Movie star Loretta Young came for a visit. So did Vice President Hubert Humphrey. Cincinnati Archbishop Karl J. Alter, Jesuit Superior General Pedro Arrupe, S.J., and former University President Paul J. O’Connor, S.J., dropped by for dinner. And, according to one legend, The Beatles stopped in for a party.
For more than 40 years, Joseph Link’s home—now the Edward B. Brueggeman Center for Dialogue—played host to a mind-bending roster of guests. And at the epicenter of the activity was the charismatic Link, a longtime economics professor at the University who died early last year. Whether the Fab Four story is true or not is immaterial: At Link’s house, it seemed possible.
The 1935 graduate bought the 1920 Tudor-style house, which sits at the edge of campus along what is now the residential mall, in the early 1950s, says his niece, Nancy Murphy. Over the years, it came to mirror his personality.
“He was flamboyant,” says Richard Hirté, vice president for financial administration at the University. “And the house was exactly the same way. There were velvet chairs, tapestries on the wall, thrones, a lot of bright colors and a big lavish bar down in the basement.”

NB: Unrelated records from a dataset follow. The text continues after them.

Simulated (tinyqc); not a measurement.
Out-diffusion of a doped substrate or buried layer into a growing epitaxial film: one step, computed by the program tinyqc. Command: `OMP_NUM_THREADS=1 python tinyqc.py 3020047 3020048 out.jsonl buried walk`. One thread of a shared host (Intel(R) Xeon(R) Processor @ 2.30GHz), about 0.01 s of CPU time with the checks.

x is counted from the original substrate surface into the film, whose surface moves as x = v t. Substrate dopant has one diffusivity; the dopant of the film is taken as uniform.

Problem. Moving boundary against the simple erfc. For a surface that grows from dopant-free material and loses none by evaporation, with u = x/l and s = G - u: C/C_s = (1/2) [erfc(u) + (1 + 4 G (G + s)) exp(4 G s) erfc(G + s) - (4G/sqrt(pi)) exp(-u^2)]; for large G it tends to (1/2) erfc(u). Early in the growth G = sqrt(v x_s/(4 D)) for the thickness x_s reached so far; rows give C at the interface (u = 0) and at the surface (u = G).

Like his home, Link’s life was ready-made for socializing. An Austrian baron by birth who hobnobbed with European royalty, Link graduated from the Foreign Service Institute in Washington, D.C., served in the U.S. Army Counter Intelligence Corps, and taught at the University of Cincinnati’s College Conservatory of Music. He also dated Young, moved in Hollywood circles and served as president of the Vernon Manor Hotel, among other things.
But he is perhaps best remembered as a quick-witted, generous man and a genial host who regularly invited family members and even his plumber to his social gatherings, where he often entertained guests by playing the organ, then slipped off and went to sleep while the party continued.
Ironically, in leaving his home to the University, Link ensured that the party would indeed continue. Although he had no idea the house would become a center for dialogue, it appears that Link’s legacy of bringing people together there will carry on well into the future. And that, Murphy says, is something her uncle surely would love.